The little emperor syndrome (or little emperor effect) is an aspect or view of Mainland China's one-child policy where children of the modern upper class and wealthier Chinese families gain seemingly excessive amounts of attention from their parents and grandparents. Combined with increased spending power within the family unit due to China's growing economic strength, and parents' general desire for their child to experience the benefits they themselves were denied, the phenomenon is generally considered to be controversial. The British journalist Andrew Marshall even argues that it is shaping modern Chinese society in unexpected ways that may culminate into a future "behavioral time-bomb".
Little emperors were primarily an urban phenomenon. The one-child policy generally only applied to urban communities and, given the value of labor, one-child families are not prevalent within rural communities. Economic development has not had as large of an impact outside of urban locations.
Son preference in China
Modern China's economic growth has tremendously elevated the annual per capita income of urban areas as women have become increasingly represented in the workforce, frequently resulting in families with two sources of income. This greatly improved purchasing power coupled with excessive pampering of only children is the cause of increased spending on children. From toys to clothes, parents shower their child in material goods and give in to every demand; it is common for children to be the "best-dressed members of their families."
Recently, it has become common for most of a family's income to be spent on the child. This effect has become considerable enough to be noticed on a global scale: marketing groups attribute a near doubling of platinum jewelry sales in China to "Chinese's 'spoiled brat' generation."

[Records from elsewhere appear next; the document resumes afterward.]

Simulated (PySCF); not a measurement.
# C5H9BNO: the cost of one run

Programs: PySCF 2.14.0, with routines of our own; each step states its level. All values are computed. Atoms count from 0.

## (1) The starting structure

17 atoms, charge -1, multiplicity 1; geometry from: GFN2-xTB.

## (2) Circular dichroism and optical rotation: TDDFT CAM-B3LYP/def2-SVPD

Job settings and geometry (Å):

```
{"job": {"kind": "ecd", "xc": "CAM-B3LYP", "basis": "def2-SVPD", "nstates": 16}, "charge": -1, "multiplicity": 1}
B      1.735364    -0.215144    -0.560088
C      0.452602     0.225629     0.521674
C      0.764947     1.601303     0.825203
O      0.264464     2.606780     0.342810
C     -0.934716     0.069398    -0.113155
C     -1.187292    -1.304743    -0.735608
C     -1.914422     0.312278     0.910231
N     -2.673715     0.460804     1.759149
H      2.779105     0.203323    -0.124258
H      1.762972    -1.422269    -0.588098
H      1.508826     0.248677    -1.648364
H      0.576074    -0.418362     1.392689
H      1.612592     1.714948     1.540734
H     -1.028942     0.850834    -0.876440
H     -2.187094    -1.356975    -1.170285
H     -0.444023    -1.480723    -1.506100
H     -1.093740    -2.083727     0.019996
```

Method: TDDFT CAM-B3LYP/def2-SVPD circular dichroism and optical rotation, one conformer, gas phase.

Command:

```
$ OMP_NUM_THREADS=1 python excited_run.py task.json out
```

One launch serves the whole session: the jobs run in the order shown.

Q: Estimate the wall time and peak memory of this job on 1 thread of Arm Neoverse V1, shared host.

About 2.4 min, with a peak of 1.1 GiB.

Little emperors also bear the burden of heavy expectations. Parents who feel they lost their chance in the Cultural Revolution ("compensation syndrome") put immense pressure on these children to succeed and compete academically. From an early age parents push their only child to educational extremes as they cater to their whims; "though many of these precocious kids can recite the English alphabet or read newspapers in traditional Chinese characters by the time they're 10, their parents often still perform basic tasks for them: fixing their hair, tying their shoes, wiping their bottoms." Boarding school, private English lessons, music lessons and an additional range of extracurricular activities are the normal fare.
One factor frequently associated with the little emperor effect is the "four-two-one" family structure, which refers to the collapse of the traditionally large Chinese family into four grandparents and two parents doting on one child. Beyond the obvious further funneling of resources towards the whims and potential of the only child, this four-two-one reconfiguration of the familial structure has distinct ramifications for Chinese society. The little emperors of the one-child policy have warped the traditional family beyond recognition; "in the past, the power in a household devolved from the father," who ruled over a multitude of offspring.
Now the household structures itself entirely around the one child. This shift from earlier structures that supported the culture of filial piety has caused much concern; "traditionally, a great number of children, particularly sons, was seen as proof of the family's standing and it guaranteed the continuity of ancestor-worshipping customs." The most salient issue stems from the worry about who will look after the elderly. Aside from a potentially radical shift in cultural norms concerning the treatment of the elderly, this new family structure poses a purely demographic problem: "the composition of the dependent population is shifting away from children toward elderly population."
Religion and psychology
Many Chinese families use traditional Confucian values to teach their only child. Confucianism considers Ren (love and social responsibility) the core emotion that inspires other moral concepts in personal motivation. The child often receives too much love and has been highly mentally and physically restricted to devote themselves to a heavy load of schoolwork, considering that the economic future of the family depends on their success. Such a situation can directly lead to the overindulgence of the child thus reversing traditional Confucian values of Ren (仁) and filial piety (xiao 孝). There is also evidence that many young Chinese feel heavily burdened and a huge sense of responsibility toward their parents, understanding that their success can have crucial consequences for their family.
Depending on specific family conditions and a child's outlook, this burden can lead to a diligent lifestyle by youngsters or to a more rebellious attitude to traditional codes or to not being able to cope with such pressure nor to develop self-discipline.
The combination of immense pressure to excel and extreme pampering is reported to have resulted in a stunting of social and emotional growth. The perceived maladjustment of the little emperors is an exaggerated subject within the media; "the government has [tried] to cope with the little emperor problem through frequent cautionary stories in the press." These stories depict children hanging themselves after being denied sweets and cases of matricide in retribution for a scolding or late dinner. The discussion of little emperors has saturated public discussion concerning the one-child policy in Chinese and international media.
Psychological studies do not support this view or, at best, offered mixed results. Results from earlier studies are inconsistent with some more recent studies that suggest there are no reliable differences between only children and those with siblings. However, a survey published in 2013 on 431 Beijing adults finds that those who had grown up after the introduction of the one-child policy were lacking "entrepreneurial drive and the willingness to take risks". This even had a significant impact on career choices.
Peter Hessler, who worked as an English teacher in China in periods from the 1990s until 2020, argued that "I saw few signs of Little Emperor syndrome, which seems to be based primarily on a Western imagining of what an only-child society might be like."